GritLIT kicks off with a bang this Wednesday, March 28th, with the launch of the inaugural Hamilton Reads! debates. Ten of Hamilton's boldest literary citizens will square off to defend a title from the Ontario Library Association's 2012 Evergreen Reading List. For the rest of the week, festival goers will enjoy readings of fiction and poetry, plus discussions about subjects of key importance to contemporary literature, such as the role of the coming-of-age novel in today's reading climate. (A complete schedule of events can be found here.)

Among the most highly anticipated events (aside from the rollicking Gala Festival Close with Lit Live) are Saturday's writing workshops. Publicist, novelist and cartoonist Evan Munday gave Open Book a sneak preview of his upcoming workshop, The Published Author, a demystification of Canadian publishing.

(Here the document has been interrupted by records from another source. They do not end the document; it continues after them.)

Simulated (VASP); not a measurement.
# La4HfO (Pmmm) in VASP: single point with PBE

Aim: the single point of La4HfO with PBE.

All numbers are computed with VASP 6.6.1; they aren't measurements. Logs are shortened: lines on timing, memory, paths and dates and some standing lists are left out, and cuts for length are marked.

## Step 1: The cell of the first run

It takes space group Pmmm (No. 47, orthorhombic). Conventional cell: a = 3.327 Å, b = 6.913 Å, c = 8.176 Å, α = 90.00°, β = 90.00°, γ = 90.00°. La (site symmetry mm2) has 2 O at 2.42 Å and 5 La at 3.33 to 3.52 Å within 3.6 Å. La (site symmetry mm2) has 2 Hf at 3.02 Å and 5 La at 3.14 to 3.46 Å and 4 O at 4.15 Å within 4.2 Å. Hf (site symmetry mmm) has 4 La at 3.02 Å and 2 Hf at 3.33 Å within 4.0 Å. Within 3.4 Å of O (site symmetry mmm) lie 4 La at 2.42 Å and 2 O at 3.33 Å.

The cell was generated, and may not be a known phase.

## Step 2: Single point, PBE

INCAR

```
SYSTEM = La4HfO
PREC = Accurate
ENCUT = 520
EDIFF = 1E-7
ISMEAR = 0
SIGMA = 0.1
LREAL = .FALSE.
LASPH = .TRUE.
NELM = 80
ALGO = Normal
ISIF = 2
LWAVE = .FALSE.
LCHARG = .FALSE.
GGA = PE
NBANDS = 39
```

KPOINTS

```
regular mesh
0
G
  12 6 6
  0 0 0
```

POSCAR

Coach House Books publicist by day, Evan has been part of Toronto's publishing scene for nearly a decade. He's learned a few tricks of the trade in the years since he first interned with This Magazine and Cormorant Books, and he plans to share these tips with Saturday's audience (hint: DO tell everyone you ever knew about your upcoming book launch; DON'T try contacting the Books editor of the Globe and Mail). He'll answer questions about what a writer should do when the manuscript's the best it can be and the search for a publisher begins. Writers who already have their first book deals lined up will also learn some key pointers (don't let the Public Lending Right Program cheque pass you by). Perhaps most importantly, Evan's experience as both a writer and a publicist will give writers perspective on the industry from both sides of the page.

"Working dual role as publicist at one press and published author at another has helped most in keeping my expectations realistic," says Evan. "I know how hard most publicists work to organize events or sell a couple books. I've been to readings where two hundred people show up and I've been to readings where two people show up, and I know that publicity can be a long game."

In fact, the entire publishing process is a long one. It's one of the things Evan wishes he'd been told when he first started out as a writer. His recently released novel, The Dead Kid Detective Agency (ECW Press), took five or six years before it was accepted and finally published last fall — and that's on the shorter end of the spectrum. Understandably, says Evan, the waiting, rejections and false starts can be difficult for a first-time author to navigate without losing hope.

But expectant authors don't need to spend those years checking their mailboxes and refreshing the inbox. Evan's advice? "Ingratiate yourself with the literary scene wherever you live. And I mean that in the nicest way possible. As an author, you probably love books, you support local, up-and-coming writers (like yourself), so go out to some book launches and readings. Become a regular at your local bookstores. Become a supporter of literature in a very in-person way. I think you usually find making these kinds of connections will pay off in really unexpected and pleasant ways."

"And speaking of connections paying off in unexpected ways, make sure everyone you meet knows you have a new book. Don't be weird about it, but if someone asks, you 'What's new?', the response, 'I just wrote a book,' is pretty awesome, right?"

To register for The Published Author or the creative non-fiction workshop Telling Your Tales, presented by Merilyn Simonds and Wayne Grady, click here.

contributed by Erin Knight

Evan Munday is an illustrator whose work has appeared in books and magazines including Toronto Life, This Magazine, Alternatives Journal and Broken Pencil, as well as the novel Stripmalling by Jon Paul Fiorentino. He works as publicist for Coach House Books and self-published the graphic novel, Quarter-Life Crisis, set in a post-apocalytic Toronto. He lives in Toronto, which is not yet post-apocalyptic. Find him at his blog, I Don't Like Mundays.

For more information about The Dead Kid Detective Agency please visit the ECW website.

Buy this book at your local independent bookstore or online at Chapters/Indigo or Amazon.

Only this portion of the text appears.